This report examines the future of holidays to Italy, looking at consumer trends, innovations of relevance, the market environment, the country’s competition and includes exclusive consumer research on the frequency of, types of holiday taken in and attitudes regarding holidaying in Italy.
- Holidays to Italy were hit particularly hard by the recession and began falling in number in 2008, before the majority of overseas destinations saw any negative change year on year. In 2009 volume fell further, dropping by a whole quarter, far outpacing the near 16% drop across all overseas destinations. In expenditure terms, the market lost over a fifth of its value in 2009.

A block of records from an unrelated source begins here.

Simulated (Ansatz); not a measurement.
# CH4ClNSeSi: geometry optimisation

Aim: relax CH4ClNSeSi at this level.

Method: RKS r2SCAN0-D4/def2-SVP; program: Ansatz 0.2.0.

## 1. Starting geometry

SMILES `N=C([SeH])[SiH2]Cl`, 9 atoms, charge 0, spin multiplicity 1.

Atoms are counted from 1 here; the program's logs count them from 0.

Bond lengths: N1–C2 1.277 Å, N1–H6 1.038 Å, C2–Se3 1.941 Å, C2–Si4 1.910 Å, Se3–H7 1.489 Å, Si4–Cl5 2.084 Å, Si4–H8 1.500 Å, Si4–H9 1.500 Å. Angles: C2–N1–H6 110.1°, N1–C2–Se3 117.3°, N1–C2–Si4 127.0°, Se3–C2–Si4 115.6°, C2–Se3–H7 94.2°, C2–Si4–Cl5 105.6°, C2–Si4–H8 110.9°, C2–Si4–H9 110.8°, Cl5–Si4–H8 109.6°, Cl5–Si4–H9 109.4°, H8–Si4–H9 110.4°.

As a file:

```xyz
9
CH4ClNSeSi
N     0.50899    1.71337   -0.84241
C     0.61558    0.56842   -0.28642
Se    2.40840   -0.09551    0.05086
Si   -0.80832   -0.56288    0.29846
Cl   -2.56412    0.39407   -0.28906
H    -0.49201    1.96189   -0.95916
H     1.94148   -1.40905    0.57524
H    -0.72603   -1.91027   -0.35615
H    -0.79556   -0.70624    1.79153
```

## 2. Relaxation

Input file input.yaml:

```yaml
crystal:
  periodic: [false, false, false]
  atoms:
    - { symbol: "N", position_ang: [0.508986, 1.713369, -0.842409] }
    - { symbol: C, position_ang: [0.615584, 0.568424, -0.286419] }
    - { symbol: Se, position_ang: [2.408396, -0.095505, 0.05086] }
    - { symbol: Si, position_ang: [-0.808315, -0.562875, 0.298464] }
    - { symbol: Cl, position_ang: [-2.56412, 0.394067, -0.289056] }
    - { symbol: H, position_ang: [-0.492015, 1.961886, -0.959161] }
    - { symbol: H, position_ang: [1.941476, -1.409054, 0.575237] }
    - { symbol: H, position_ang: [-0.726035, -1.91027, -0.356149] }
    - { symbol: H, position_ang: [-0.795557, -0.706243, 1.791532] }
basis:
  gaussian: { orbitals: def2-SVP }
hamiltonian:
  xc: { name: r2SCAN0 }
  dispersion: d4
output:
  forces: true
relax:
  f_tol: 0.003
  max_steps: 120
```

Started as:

- Almost four in ten consumers have holidayed in Italy at some point, and approximately one in four have holidayed in the country in the last five years. Holidaymakers to Italy are most likely to be older, to have household income of £50,000 or above and to have no dependent children in their household – 40% of such people have visited the country vs 29% of those with kids at home.
- One in fourteen respondents say they are more likely to visit in 2010/11 than they were in 2008/09. Overall, almost one in three consumers would like to visit Italy in future but have not yet been to the country (rising to over one in two 15-24-year-olds).
- The currently under-served (in holiday terms) but growing single population of the UK are particularly keen on holidays to Italy – over four in ten have never been to Italy but want to in the future, compared with three in ten consumers overall. One-person households are forecast to grow to over 35% of the total by 2015, and the Office for National Statistics forecasts the single-person population of England and Wales will reach 45% of the total by 2031.
- Overall, holidays to Italy were approximately 6% more expensive than the average overseas trip in 2009, with rivals such as Spain, France and (increasingly) non-eurozone destinations significantly cheaper. A developing package market to 2007 was dealt a severe blow by the recession, with the downturn-caused concentration in the market of wealthier, more likely independent holidaymakers shrinking packages to 30% of all holidays in 2009/10.
- Consumers who have never been to Italy and think themselves unlikely to go in future are most likely put off by expense (and the perception of expense). Almost half of all people from households earning under £15,500 per year fall into this group, for example, compared to less than one in ten £50,000-plus earners.